If the local media is silenced by the all powerful uniformed guys over these things, international media continues to hammer rather rub salt in the wounds of Pakistan by posing new questions and theories to which Pakistani uniformed establishment prefers to avoid at best and when approached does not want to discuss with the local population. I wonder when this hush-hush policy will end in Pakistan and when they will realize that no matter how secret they believe they are, internet world shows not only all what they are doing and where they are hiding their strategic ‘assets’—Google earth is just one recent example in this regard. I remember asking the ISPR chaps to provide me a seniority list of the serving army generals but after finding weeks of silence from them when I goggled the same query there it was whole updated list with their dates of joining, extensions and even possible extensions and what not.

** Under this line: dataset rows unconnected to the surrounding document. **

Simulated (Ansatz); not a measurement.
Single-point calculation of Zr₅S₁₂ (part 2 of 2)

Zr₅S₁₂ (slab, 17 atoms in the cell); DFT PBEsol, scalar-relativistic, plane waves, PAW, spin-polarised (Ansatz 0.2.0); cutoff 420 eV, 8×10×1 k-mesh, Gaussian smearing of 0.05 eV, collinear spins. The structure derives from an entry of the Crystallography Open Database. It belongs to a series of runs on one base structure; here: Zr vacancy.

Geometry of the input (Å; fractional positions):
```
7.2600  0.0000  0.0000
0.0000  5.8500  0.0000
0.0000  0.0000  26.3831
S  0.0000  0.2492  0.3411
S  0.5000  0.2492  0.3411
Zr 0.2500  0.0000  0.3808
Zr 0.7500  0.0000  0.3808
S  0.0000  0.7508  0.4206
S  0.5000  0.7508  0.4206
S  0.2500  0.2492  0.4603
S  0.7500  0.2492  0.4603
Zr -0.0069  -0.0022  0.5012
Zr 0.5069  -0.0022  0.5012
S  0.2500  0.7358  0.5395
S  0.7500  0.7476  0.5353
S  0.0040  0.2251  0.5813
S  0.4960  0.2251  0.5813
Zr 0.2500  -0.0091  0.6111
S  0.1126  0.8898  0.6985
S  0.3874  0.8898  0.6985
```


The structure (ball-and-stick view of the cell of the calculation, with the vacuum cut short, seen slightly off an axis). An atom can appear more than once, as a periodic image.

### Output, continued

This approach to keep everything to oneself assuming that its safe has bounced back so many times that one wonders can our Khakis learn anything from the past, given the fact that our politicians and even our text books want to keep us in the glory of hired historical accounts without telling us that have they learned anything from the debacles of all those empires whom we consider as ours just because they had Muslim names? The answer is a big and resounding NO because had they done so they would not be marching around from Saudia to China after OBL’s killing and rather would have congregated to revise their strategies, assessed their capabilities and drawn a comprehensive plan to engage the world not lock themselves up in the confines of GHQ and wait for some miracle to take this Abbottabad bashing away.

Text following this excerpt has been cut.